Zimbabwe Stock Exchange-listed mining and exploration concern Falcon Gold Limited’s (Falgold) profit for the period nearly quadrupled to $3,1 million for the half-year ended March 31, driven by growth in revenue and a resurgence of two mining operations.
Falgold, which released its unaudited financial statements for the period under review, announced plans to raise $10 million to ramp up production.
Earnings per share rose to 0,028 cents from 0,007 recorded during the previous year.
Company chairman Ian Saunders attributed the growth in revenue to increased output of bullion at Dalny Mine and Golden Quarry.
“Net income for the six months ended 31 March 2012 was achieved on significantly higher revenues, brought about by continued growth in output at both Dalny Mine and Golden Quarry/Camperdown Mine,” said Saunders in a statement accompanying the financials.
“The company produced 9819 ounces of gold for the six months ended 31 March 2012 (average sale price $1 688 per ounce on 9 693 ounces sold), as compared to 4 447 ounces of gold for the six months ended 30 June 2011 (average sale price $1 471 per ounce on 3 821 ounces sold).”
The company’s administration costs accounted for 9,7% of mining and processing costs during the period under review compared to 15,8% recorded during the same period last year.
“It is anticipated that future production growth in the company will come from improved output and grades from the underground at Dalny Mine, the restart of the Venice and additional capacity being installed at Golden Quarry Mine,” Suanders said.
“However, it should be noted that these projects require an amount greater than is practical to provide from current operating cashflows.
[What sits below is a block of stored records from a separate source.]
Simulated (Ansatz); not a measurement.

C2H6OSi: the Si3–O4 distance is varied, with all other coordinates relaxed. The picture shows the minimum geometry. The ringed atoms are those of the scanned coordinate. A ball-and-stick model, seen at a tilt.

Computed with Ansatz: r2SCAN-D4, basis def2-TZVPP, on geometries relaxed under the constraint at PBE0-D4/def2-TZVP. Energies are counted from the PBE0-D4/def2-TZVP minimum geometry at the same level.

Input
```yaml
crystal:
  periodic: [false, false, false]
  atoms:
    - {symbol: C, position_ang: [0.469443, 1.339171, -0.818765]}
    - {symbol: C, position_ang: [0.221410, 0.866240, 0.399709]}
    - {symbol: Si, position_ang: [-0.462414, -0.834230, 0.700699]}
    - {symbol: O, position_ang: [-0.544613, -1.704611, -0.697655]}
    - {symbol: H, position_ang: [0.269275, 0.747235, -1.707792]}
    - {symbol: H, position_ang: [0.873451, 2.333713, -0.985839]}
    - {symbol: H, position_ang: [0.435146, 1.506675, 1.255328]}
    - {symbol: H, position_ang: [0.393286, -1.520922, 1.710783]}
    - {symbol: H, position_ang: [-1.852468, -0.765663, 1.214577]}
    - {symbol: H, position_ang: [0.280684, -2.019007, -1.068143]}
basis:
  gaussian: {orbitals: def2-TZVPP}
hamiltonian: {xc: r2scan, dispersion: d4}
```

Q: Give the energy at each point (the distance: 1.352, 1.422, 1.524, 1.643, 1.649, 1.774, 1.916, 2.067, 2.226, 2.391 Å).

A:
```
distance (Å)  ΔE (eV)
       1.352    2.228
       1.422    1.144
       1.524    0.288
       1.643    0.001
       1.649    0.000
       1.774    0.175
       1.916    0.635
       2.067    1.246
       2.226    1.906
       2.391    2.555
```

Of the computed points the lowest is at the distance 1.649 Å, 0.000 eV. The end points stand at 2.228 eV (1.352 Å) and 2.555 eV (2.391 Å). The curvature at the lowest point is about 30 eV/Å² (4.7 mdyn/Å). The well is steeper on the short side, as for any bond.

“Accordingly, the company is currently exploring sources of new funding amounting to approximately $10 million,” he added.
Falgold, which is a unit of Toronto Stock Exchange and Frankfurt Stock Exchange-listed New Dawn Mining Corporation, proposed an indigenisation implementation plan to the government in a bid to comply with regulations compelling foreign-owned companies to dispose of 51% shareholding to black Zimbabweans.